Dumb idea #1: Bring new touchscreen tablet (ZTE V9) on holiday.
Dumb idea#2: Fall asleep while watching movie on it and leaving it on the bed to fall to the floor.
End result: Tablet falls from bed to floor directly on USB charger cable snapping the internal micro USB connector off the mainboard… Not all that noticeable until you go to charge it again… Hmmm battery indicator isn’t changing and the cable is loose. DAMN!!
Currently not at home where tools are available to solder the connector back on, or solder a new one on. Whats available: knife, small (but not small enough) flat head screw driver, sticky tape, paperclip, and the USB and mains chargers. Macgyver would be proud!
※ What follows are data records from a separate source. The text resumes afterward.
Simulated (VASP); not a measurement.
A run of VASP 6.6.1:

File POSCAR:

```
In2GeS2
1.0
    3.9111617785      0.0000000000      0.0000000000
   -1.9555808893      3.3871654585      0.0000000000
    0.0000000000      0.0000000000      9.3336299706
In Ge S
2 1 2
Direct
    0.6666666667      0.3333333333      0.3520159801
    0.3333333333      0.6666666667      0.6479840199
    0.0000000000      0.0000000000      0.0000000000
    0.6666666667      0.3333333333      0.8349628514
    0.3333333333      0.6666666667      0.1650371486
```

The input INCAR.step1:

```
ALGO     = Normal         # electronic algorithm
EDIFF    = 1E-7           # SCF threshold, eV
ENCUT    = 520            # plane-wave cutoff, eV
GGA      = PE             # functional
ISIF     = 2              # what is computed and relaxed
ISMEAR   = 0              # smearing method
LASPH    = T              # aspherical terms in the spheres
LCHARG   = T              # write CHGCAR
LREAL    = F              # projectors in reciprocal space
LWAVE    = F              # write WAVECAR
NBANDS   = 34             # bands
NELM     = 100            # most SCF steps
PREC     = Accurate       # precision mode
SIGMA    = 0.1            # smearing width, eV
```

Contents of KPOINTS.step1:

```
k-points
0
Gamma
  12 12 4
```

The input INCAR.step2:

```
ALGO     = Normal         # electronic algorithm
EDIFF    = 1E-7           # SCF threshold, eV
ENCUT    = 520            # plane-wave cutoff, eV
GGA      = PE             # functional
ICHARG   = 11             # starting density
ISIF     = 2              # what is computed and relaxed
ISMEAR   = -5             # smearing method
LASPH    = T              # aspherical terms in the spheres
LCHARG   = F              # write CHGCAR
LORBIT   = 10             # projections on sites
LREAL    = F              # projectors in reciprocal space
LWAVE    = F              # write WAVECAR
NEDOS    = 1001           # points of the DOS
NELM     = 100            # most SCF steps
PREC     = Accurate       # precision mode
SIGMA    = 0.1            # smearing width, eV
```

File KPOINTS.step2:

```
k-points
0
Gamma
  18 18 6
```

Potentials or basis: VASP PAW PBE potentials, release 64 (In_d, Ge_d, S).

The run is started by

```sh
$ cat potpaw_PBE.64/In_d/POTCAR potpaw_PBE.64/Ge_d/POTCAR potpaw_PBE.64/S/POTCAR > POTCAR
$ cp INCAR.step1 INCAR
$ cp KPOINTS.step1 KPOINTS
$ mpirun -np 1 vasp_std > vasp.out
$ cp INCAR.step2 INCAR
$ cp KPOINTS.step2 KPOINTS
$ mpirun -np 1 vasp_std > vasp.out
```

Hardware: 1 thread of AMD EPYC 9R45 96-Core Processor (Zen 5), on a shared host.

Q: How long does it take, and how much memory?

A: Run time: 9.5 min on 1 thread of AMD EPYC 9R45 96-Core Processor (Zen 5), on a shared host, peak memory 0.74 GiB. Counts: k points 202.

First take off the plastic back, remove the battery and SD card. Use a pointy steak knife to remove the 6 screws. Use a small flat screw driver to unclip the second plastic backing. Now unstick the power and volume buttons, and remove the “Insert battery” instructional sticker. Underneath that sticker you’ll find a second black sticker for protecting the ribbon cable to the screen, remove it also. Unclip the touchscreen cable and use the small screw driver blade to gently unstick the RGB LED indicator cable.You don’t have to completely remove it, just the long section.
By now you have enough leaverage to rotate the mainboard to servey the damage done to the underside of the mainboard. Check to see if some of the tracks to the old USB connector are stripped. Good news for me, the 5v+ track seems to be managable.
Cut the small end off the USB charger/data cable, and strip back the red and black wires. Place them over the the appropriate tracks and lay some sticky tape over them. Now place some more sticky tape over one side of a paperclip (which will be protect the other side) and bend the clip to make sure it’s a tight fit, and slide it over the exposed cables and tracks to hold them in place. Place the battery back in and place the SD card between the end of the battery and mainboard to make sure it holds tight.
Gently insert the USB cable into a PC or powered USB hub. The RGB LED indicator should start flashing; Red if you battery is really low, or yellow if it has about 40% left. Wait. Depending on what you plugged the USB cable into will depend on how long it’s going to take, Mine took about 6 hours, although I had to keep checking it to make sure the wire’s hadn’t moved off the tracks, which they had at one stage. Once charged, your done, until you can properly fix the USB connector back to the mainboard.
**UPDATE** – 10/6/11
I was able to get a soldering iron to try and solder the micro USB socket back on, but the tracks for it where un-salvageable. Sigh!! So I went around the board trying to find the test points for the USB. The image below shows the points used for recharging.
You can see there is a group of 10 points near the red dot, I believe you should be able to hook the remainder of the USB leads up to it to get full USB again. As I don’t have the need for it at this time, I wont be pursuing it.
Whats Left: Finding a easy cable/socket set that will allow me to still use it and recharge it without have to always twist a couple of wires together, ideally scrapping a disused Nokia phone for the charger socket would be good, because I have a few of those recharges.